Monday, April 5, 2010

INESCAPABLE IDEALS

I wonder if it’s safe to say that every culture struggles with its own establishment of physical ideals. In The Bluest Eye, the ideal is associated with white culture, thus keeping all minorities outside of what is considered desirable. But I feel that at some point we all feel that alienation, regardless of our race. I think this point comes along most frequently during adolescence and that this, possibly even above racism, is a central conflict of Morrison’s novel. The specific example illustrated so strikingly by Morrison is just an extreme case of the implications of culturally manufactured physical ideals. These implications go deeper than a simple feeling of inadequacy or envy- they reach all the way into self-hatred and even the projection of that hatred onto others. These feelings generally stem from the experiences of adolescence, as that is a vulnerable time for anyone, when extreme pressure is applied both from within a family structure and within a society.
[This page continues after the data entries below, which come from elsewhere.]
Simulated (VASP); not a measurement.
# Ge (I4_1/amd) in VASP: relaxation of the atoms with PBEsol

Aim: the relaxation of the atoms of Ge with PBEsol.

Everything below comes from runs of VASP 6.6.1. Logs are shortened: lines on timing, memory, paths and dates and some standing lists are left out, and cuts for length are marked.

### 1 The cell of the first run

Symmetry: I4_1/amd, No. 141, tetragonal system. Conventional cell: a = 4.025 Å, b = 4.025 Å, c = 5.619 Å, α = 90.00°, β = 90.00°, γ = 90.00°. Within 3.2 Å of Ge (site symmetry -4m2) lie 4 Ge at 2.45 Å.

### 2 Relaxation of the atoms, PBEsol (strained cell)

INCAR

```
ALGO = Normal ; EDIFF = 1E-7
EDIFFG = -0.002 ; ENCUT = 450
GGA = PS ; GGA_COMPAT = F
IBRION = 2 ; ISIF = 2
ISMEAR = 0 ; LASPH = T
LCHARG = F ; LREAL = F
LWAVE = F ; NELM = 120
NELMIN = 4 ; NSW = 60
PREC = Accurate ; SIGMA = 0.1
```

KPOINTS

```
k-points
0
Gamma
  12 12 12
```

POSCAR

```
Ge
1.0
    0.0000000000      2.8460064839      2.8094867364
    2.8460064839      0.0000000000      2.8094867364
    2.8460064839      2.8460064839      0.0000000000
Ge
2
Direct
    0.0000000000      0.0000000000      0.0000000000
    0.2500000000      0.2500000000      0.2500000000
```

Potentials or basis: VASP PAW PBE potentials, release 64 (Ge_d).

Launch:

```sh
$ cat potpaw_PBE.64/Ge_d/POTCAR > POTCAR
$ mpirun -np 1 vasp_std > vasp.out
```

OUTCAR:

We can all relate at some level to the “fear of being rejected because of our appearance, abandoned by the group, left homeless (Bump, p.334).” These feelings arise in our younger years because our relationships, our ties to the larger world, are tentative and only beginning to emerge. Without the security of an encouraging family or teacher, it is easy to be consumed by self-doubt. Especially when the role models around you are also plagued by insecurities – financial, marital, societal – it is difficult to be hopeful about your future development. Rather, these perceived shortcomings come to define people, as is the case of the Breedloves. Each member of the family has their own story of self-doubt and displacement, culminating in a group identity of inadequacy. Pauline is especially affected by the societal ideal of beauty, engrossing herself in films to escape her own physical reality and feelings of constant longing. She equates her unsatisfied romantic dreams with her unsatisfying appearance thusly: “Both originated in envy, thrived in insecurity, and ended in disillusion. In equating physical beauty with virtue, she stripped her mind, bound it, and collected self-contempt by the heap (Morrison, p.122).” The pervasive culture that affects all of us is almost guaranteed – designed – to create feelings of envy and longing. Perhaps this is a phenomenon unique to our society and others similar to it, as the aim of a capitalist system is to encourage consumers to buy into the culture. Without the commodification of beauty, of social status, perhaps these feelings of inadequacy would not be so universal.

Ads like this create a standard of beauty that consumers want to buy into.
source: http://www.shoppingblog.com/pics/dolce_makeup_ad1.gif

Morrison really captures the full spectrum of emotions and behaviors associated with these insecurities. In the extreme case of the deep-seated racism in the novel, there is nowhere to hide from society’s disapproval. The negative connotation associated with dark skin was so engrained in society that even African Americans, and sometimes them worst of all, associated their skin color and physical appearance with an inescapable inadequacy. Some, like Maureen and Geraldine, try to mask it through dress and obsessive cleanliness. Others, such as the taunting boys who “seemed to have taken all of their smoothly cultivated ignorance, their exquisitely learned self-hatred, their elaborately designed hopelessness and sucked it all up into a fiery cone of scorn (Morrison, p.65),” lash out against those with similar traits. For Claudia and Pecola, however, it is just a constant question – why them? Why not me? It is frustration – perhaps the first signs of a break in the cycle. Claudia does not accept or understand the sovereignty of Shirley Temple. Pecola believes her problems would be solved if she only had blue eyes. Two very different attitudes, but both speaking for the shallow and arbitrary nature of the cultural ideal.

Shirley Temple, the source of Claudia's insecurity
source: http://www.breakingthetape.com/keeping-pace/Shirley%20Temple.bmp

As obviously shallow and distorted as these constructs are – in the case of The Bluest Eye being dictated by decades of racism and discrimination against blacks – we are still so affected by them. We have all felt the drop in the pits of our stomachs when faced with the “seeming helplessness in the grip of fears generated by judging ourselves and others by appearance (Bump, p.333).” It is a vicious cycle of unattainable standards and arbitrary preferences. Pecola cannot make herself have blue eyes. Pauline cannot put her foot back to normal. I cannot make myself grow five inches. In a sense this powerlessness to ascribe to a standard that has been imposed upon you is the most destructive feeling of all. A task that seems so effortless in the movies, that seems so natural among the affluent, the task of being desirable, of being attractive, is incredibly hard to attain based on society’s standards. And with this powerlessness comes fear – the fear of rejection, the fear, reaching back to the beginning of the novel, of being “put outside”. And when those people who should form a community of likeness and support – families, cultural groups, neighbors – reject their own, then that fear becomes very real and very damaging.

The blue eyes that Pecola can never have.